On my birthday a friend gave me a book called “Alone in the kitchen with an eggplant” as a present. It’s a book about people who have to cook for one and their lone habits, but not having a boyfriend when she gave it to me I was a little bemused.

Cue 2 weeks later and the book is one of the funniest things I have read in the past few months with its meticulous portraits of the deep relationship there is between each individual and food.

People who are famous for their luxurious dinner parties that only eat cereal out of a box when alone. Others who don’t cook anything but rice and beans. And those who face eating at a restaurant alone without fear.

It’s made me think about my relationship with food when I’m really alone and not trying to force feed friends and colleagues and it is a varied one I must admit.

I cherish Saturday lunches on my own, sat at a corner table, reading a book and sipping on a glass of wine quietly – They’re very much my own time and I grab them as often as I can.

Then there are the nights when the housemates are all out and then I experiment and put together a complicated meal just for myself. A 3-course meal if it’s a Friday or Saturday night, as a matter of fact.

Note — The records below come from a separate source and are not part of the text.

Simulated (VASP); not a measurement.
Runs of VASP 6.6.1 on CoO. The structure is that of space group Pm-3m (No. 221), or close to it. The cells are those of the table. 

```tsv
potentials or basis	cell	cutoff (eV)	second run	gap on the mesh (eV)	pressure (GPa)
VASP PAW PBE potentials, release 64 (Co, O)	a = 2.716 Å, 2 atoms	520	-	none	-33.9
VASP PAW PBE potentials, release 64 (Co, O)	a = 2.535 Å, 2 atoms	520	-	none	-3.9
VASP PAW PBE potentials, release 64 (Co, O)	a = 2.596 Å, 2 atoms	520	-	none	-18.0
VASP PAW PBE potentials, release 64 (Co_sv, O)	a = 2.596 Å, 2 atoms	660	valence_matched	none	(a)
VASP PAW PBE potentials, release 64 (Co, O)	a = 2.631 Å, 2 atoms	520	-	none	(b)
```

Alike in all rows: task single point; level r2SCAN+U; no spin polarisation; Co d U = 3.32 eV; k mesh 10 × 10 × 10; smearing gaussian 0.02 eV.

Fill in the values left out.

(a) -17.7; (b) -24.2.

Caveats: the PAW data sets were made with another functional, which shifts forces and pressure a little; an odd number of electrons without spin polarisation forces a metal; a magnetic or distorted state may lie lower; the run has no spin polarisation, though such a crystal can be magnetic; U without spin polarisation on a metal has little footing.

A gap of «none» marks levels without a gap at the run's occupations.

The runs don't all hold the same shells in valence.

But then there are nights when I’m feeling a bit gloom, tired after a long day of work and no one is around to have a rant with and on those nights I make my real “alone in the kitchen with an eggplant” dish – A big bowl of tuna pasta.

I made it for 4 years of university every other night mainly because it was cheap and easy. I have now improved the recipe and reserve it to myself only, but it’s so tasty and easy that it’s like sitting on the couch telling an old friend all my woes.

Here’s the recipe, but what’s your “AITKWAE” behaviour? Do you like time alone with your cooking utensils or do you suffer when no one is around? And, more importantly, what and how do you eat then?

Serves 1

  • 125g of penne
  • Half red onion finely chopped
  • 1 anchovy fillet (optional)
  • 1 large glass white wine
  • Half can chopped tomatoes
  • Half cup sliced green olives
  • 80g tin tuna in brine
  • Extra virgin olive oil
  • Salt to taste

Heat up a tbsp of olive oil in a deep pan, add the onion and the anchovy fillet and and let cook for about 4 minutes on a low heat or until the onion is translucent and the anchovy dissolved.

Turn up the heat, add the wine and let it evaporate slightly (1 minute). Add the tomatoes, turn down the heat and let the sauce simmer for half an hour and turn off.

Put a pan of water on a high heat, add a little salt (to taste) and bring it to the boil, pour in the pasta and cook for a couple of minutes less than indicated on the package making sure you stir it for the first minute to avoid it sticking together.

Add 4 tbsp of the pasta water to the sauce as well as the tuna and olives and turn the heat back on low under it.

Drain the pasta, mix it into the sauce pan and finish cooking at a medium heat for a couple of minutes stirring continuously.

Plate up, add a nice splash of extra virgin olive oil and… Buon appetito!

About Carla

Carla Spuri has written 34 posts on this blog.

I'm practical, I have a seriously mixed up cultural background and I love food.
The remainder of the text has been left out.